Fuxian Lake stretches out through Chengjiang County, Jiangchuan County, and Huaning County in Yunnan Province, about 60 kilometers to Kunming City, spanning an area of 212 square kilometers. The lake is ranked third largest in Yunnan, right after Dianchi Lake and Erhai Lake. Also, it is the deepest lake in Yunnan which is 155 meters deep at the greatest depth.
Geng Wei, a specialized diver, found a strange phenomenon under the lake. He discovered many stone materials, including flagstones and stone strips with thick moss above them, could be seen. Geng Wei believed the stones might be from a remote time. However, why were they underwater? Where did they come from? With these questions, Geng remembers a mystical legend about the lake. Local people often said residents could see a city-like silhouette under the lake from the nearby mountains on a fine, calm day.
Was it the ancient city mentioned in the legend? In order to explore this riddle, Geng dove into the waters some 38 times to carry on surveys. He finally wrote a report to notify related official departments and experts in Yunnan Province of his findings. To unveil the mystery, a Chinese submarine archaeology team stationed in Fuxian Lake also became involved. Members had discovered lots of blocks scattered on the lake bottom. With the advanced use of detectors, they saw stones that formed a wall seen on a sonar display along with various flagstones. High stairs appeared in front of them. Flagstones covered with moss seemed to reveal an ancient sunken city.
The team members found the scope of the site under Fuxian Lake was extremely big, and the traces of construction were everywhere. After several days of observation and analyses, experts estimated the scope of the area is between 2.4 square kilometers to 2.7 square kilometers. Some experts speculate the site might be the ancient city of Yuyuan, which disappeared mysteriously many hundreds of years ago. Han Shu (a classic Chinese historical writing covering the history of the Western Han Dynasty, 206 BCE-9 CE), once recorded that Yuyuan City was north of Fuxian Lake. To determine this point, the researchers first tried to determine whether the site's age was tallied with history. They needed to find items that correlated with human life. After a half-month survey, earthenware was spotted by inspection team members.

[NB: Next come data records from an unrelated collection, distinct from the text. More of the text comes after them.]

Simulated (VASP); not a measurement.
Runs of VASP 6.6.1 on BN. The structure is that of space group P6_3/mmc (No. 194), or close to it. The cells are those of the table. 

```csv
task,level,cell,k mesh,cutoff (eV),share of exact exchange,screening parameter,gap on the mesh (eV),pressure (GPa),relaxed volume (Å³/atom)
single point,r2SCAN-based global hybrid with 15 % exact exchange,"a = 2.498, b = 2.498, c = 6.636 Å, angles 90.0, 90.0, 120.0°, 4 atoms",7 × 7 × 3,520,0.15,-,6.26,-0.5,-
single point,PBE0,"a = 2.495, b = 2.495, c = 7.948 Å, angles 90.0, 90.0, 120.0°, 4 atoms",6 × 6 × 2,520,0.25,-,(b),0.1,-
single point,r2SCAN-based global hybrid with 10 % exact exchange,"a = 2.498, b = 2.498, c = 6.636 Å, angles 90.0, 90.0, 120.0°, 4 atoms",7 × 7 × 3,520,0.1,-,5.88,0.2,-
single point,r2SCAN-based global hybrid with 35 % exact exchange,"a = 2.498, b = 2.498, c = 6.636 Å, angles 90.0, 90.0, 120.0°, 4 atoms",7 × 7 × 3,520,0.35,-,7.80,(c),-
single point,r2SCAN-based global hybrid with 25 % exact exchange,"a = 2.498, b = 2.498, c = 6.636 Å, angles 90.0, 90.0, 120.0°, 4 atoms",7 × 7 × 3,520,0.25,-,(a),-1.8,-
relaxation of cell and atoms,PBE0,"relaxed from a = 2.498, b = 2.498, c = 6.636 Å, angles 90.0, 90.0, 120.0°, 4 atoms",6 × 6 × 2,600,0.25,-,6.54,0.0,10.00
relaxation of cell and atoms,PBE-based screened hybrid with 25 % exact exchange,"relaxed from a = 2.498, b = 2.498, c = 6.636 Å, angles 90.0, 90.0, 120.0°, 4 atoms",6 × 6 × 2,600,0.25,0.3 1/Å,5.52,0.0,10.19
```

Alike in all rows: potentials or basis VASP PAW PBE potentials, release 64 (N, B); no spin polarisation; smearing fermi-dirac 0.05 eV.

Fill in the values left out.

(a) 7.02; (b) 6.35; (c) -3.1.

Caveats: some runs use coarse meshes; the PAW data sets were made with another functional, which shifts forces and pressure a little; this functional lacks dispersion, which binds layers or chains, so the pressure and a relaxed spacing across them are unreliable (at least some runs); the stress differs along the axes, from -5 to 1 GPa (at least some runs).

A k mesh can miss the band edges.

After failing many times, team members finally found some shells attached to blocks. Through a test for carbon 14, an accurate time was the discovered-the item was 1750 years old. This result proved the site was sunk during the Han period. However, in the Tang Dynasty, there were still records about Yuyuan City remaining on land. Therefore, the lost city is not Yuyuan. Some experts believe that the structure of the under-lake construction is extremely similar to the construction styles of the ancient Dian Country, a country with a high level of civilization. After BC 86, it mysteriously disappeared. But other experts are suspicious, saying it is too early to make this conclusion because archaeology is a long and complex process. Solving the riddle of the old city requires longer-term archaeological excavation and careful research.